Why I Used a Pseudonym, Queerly Dear
Yesterday, I saw a person wearing a T-shirt that said, "NOT A FAN OF PSEUDONYMS." This really ticked me off. I mean, why do people object to pen names, when they have no idea what that artist's circumstances are like? I had a pen name for years and it kept me—and a family member—safe and well. I am so grateful for that pen name identity and everything it did for me.
Under that pen name, I learned what activism was. I fought sexual shame and invested in this world. Thanks to that pen name identity, I came out as a survivor of childhood abuse and received the kind of support I'd never have thought possible. Thanks to that pen name, people wrote me emails that said, "Your book changed the way I feel about myself as a survivor. That's never happened before."
I took this pen name because I knew that my activism would make it very difficult for me, as a person presenting as female. I had a relative who suffered from extreme mental illness, which was untreated because of the choices she had made, and who I simply couldn't trigger, because I knew what it would mean for us both. Had she found out what I was writing about, she would likely have had a breakdown with very serious consequences.
I had to keep us safe.
Also, as a person who has suffered for 20 years from a stress-related, chronic illness that makes my day-to-day life difficult, I knew I needed to minimize my stress, while I carried out my activism.

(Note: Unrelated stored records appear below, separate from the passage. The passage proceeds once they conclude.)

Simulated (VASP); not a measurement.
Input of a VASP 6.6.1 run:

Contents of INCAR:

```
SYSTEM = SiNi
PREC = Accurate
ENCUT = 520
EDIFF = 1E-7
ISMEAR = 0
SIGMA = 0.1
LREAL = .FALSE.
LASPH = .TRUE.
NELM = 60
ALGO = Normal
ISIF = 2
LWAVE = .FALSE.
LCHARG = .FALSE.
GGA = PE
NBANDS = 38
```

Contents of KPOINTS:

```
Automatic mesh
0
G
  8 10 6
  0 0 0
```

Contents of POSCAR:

Here's what I believe: Above all else, protect your truth. You need to be able to speak from your heart, when you need to. Even if you can only speak your truth for 2% of the time, it still has the power to change this world and keep you strong.
I was part of a panel discussion once with two male writers, both of whom wrote about sexuality. At one point, one of them slammed writers who used pen names. He said that we all need to be responsible for our words—that writing about sexuality should model pride and honesty.
As if having a pen name messes with that!
If anything, my pen name kept me honest. And why should we only have one identity anyway? Because some guy who writes about sex and has only ever been affirmed for it, says so?
On that panel, I stood up after him, and told the audience, "I was once turned down for a job because I foolishly told the organization who was about to hire me that I not only published literary short stories, but also wrote about sexuality. Given their reaction, I soon realized this was a mistake. Had I kept my activist writing a secret, I'd probably have been offered that job."
I then sat down again.
That was the end of the topic.
Protect your truths, Queerly Dear. Do whatever you need, in order to do so. Keep yourself safe and your heart alight. When you're able, sing.
And by the way, in my opinion, that T-shirt might as well have read, "Not a fan of people who protect themselves."